Defining Entities

Defining Entities

Entities are the heart and soul of a service. They represent the map between the model objects in Java and your database fields and tables. Service Builder automatically maps your Java model to the entities you define, giving you a facility for persisting Java objects. Consider the Y7G4 sample project found in Generating Model, Persistence, and Service Code. Here’s the summary of the entity:

  • Name: Y7G4Entry
  • Local service: yes
  • Remote service: no

Here’s how you define entities:

<entity local-service="true" name="Y7G4Entry" remote-service="false">

The entity’s database table name includes the entity name prefixed with the namespace. The Y7G4 example creates one database table named Y7G4_Y7G4Entry.

Setting Local Service (the local-service attribute) to true generates local interfaces for the entity’s services. Local services can only be invoked from the Liferay server on which they’re deployed.

Setting Remote Service (the remote-service attribute) to true generates JSON-based remote interfaces for the service. These are not REST services; for that, you should use REST Builder. You can build a fully-functional application without generating remote services by setting your entity local services to true and remote services to false. If, however, you want to enable remote access to your application’s services, set both local service and remote service to true.
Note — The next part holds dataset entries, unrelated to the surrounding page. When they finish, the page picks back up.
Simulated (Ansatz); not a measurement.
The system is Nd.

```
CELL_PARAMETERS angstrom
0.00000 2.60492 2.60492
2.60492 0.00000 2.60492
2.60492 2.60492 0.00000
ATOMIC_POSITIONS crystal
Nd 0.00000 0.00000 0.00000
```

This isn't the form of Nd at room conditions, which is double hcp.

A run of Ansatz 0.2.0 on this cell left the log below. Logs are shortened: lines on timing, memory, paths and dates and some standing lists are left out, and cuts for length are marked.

If you have an existing Data Access Object (DAO) service for an entity built using some other framework such as JPA, you can set local service to false and remote service to true so that the methods of your remote -Impl class can call the methods of your existing DAO. This makes it easy to integrate with Liferay’s permission-checking system and provides access to the web service APIs generated by Service Builder. This is a very handy, powerful, and often used feature of Liferay.